Rockwell Automation has a market cap of $10.79 billion; its shares were traded at around $77.89 with a P/E ratio of 14.9 and P/S ratio of 1.7. The dividend yield of Rockwell Automation stocks is 2.5%. Rockwell Automation had an annual average earning growth of 7.6% over the past 10 years.
Highlight of Business Operations:Control Products & Solutions sales increased 24 percent to $3,406.1 million in 2011 compared to $2,742.0 million in 2010. Organic sales increased 20 percent, and the effects of currency translation and acquisitions contributed 3 percentage points and 1 percentage point, respectively, to the total increase. The segment s organic sales increase resulted from growth in both products and solutions and services businesses, which grew at rates similar to the segment average. Latin America, Asia-Pacific and EMEA reported year-over-year growth above the segment average, while year-over-year sales increases in the United States and Canada were less than the segment average growth rate. Pricing had an immaterial effect on revenue during the period.
Control Products & Solutions segment operating earnings were $368.5 million in 2011, up 52 percent from $241.8 million in the same period of 2010. Operating margin increased 2.0 points to 10.8 percent in 2011 as compared to 2010. The increase was predominantly due to volume increases, partially offset by sales mix and increased spending to support growth.

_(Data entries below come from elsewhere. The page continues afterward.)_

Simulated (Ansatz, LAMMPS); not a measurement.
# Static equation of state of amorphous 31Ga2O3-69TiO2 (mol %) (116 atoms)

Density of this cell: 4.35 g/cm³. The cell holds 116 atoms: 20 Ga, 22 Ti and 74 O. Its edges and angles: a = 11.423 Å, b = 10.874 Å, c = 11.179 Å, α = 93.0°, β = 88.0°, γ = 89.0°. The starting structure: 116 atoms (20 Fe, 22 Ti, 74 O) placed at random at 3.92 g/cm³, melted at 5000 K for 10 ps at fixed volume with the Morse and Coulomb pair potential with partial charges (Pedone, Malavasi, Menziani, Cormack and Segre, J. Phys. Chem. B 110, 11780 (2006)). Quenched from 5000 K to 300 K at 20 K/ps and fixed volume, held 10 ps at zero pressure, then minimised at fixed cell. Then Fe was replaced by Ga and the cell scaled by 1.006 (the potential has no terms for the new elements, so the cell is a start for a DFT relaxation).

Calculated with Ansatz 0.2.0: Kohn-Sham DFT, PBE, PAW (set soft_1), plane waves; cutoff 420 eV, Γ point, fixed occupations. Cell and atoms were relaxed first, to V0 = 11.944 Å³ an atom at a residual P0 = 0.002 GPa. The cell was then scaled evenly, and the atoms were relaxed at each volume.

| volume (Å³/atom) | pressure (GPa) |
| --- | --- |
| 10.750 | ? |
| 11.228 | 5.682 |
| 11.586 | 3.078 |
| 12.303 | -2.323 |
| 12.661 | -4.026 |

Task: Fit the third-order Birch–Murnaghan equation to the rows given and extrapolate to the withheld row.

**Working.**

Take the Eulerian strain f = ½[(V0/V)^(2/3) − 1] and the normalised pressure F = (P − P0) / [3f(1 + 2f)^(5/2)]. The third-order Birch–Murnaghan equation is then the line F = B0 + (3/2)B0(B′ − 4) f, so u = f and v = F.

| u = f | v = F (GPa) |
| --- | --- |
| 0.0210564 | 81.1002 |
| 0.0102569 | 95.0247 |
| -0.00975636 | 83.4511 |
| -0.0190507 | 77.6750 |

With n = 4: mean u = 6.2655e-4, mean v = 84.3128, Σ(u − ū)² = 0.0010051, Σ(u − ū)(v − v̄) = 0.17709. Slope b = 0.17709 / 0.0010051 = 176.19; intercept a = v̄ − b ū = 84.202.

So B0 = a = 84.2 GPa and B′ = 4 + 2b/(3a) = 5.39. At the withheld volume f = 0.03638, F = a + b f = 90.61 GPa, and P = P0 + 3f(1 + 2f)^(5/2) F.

The table below reflects our operating results for years ended September 30, 2012, 2011 and 2010 with non-operating pension costs reclassified to their own line item for all periods presented. These costs were previously included in the operating earnings of each segment and in general corporate-net. Fiscal 2012, 2011 and 2010 non-operating pension costs excluded from Architecture & Software segment operating earnings were $11.6 million, $11.3 million and $3.4 million, respectively. Fiscal 2012, 2011 and 2010 non-operating pension costs excluded from Control Products & Solutions segment operating earnings were $20.9 million, $9.9 million and $6.2 million, respectively. Fiscal 2012, 2011 and 2010 non-operating pension costs excluded from general corporate-net were $2.7 million, $2.3 million and $0.5 million, respectively.
We estimate our pension expense will be approximately $168.8 million in 2013, an increase of approximately $64.1 million from 2012, of which $20.6 million and $43.5 million relate to operating and non-operating pension costs, respectively. Further information on operating and non-operating pension costs is provided in "Introduction of new non-GAAP measures and changes to definition of segment operating earnings for fiscal 2013" section in Part II, Item 7. "Management's Discussion and Analysis".
We recorded a valuation allowance for a portion of our deferred tax assets related to net operating loss, tax credit, and capital loss carryforwards (Carryforwards) and certain temporary differences in the amount of $31.8 million at September 30, 2012 and $32.8 million at September 30, 2011 based on the projected profitability of the entity in the respective tax jurisdiction. The valuation allowance is based on an evaluation of the uncertainty that the Carryforwards and certain temporary differences will be realized. Our income would increase if we determine we will be able to use more Carryforwards or certain temporary differences than currently expected.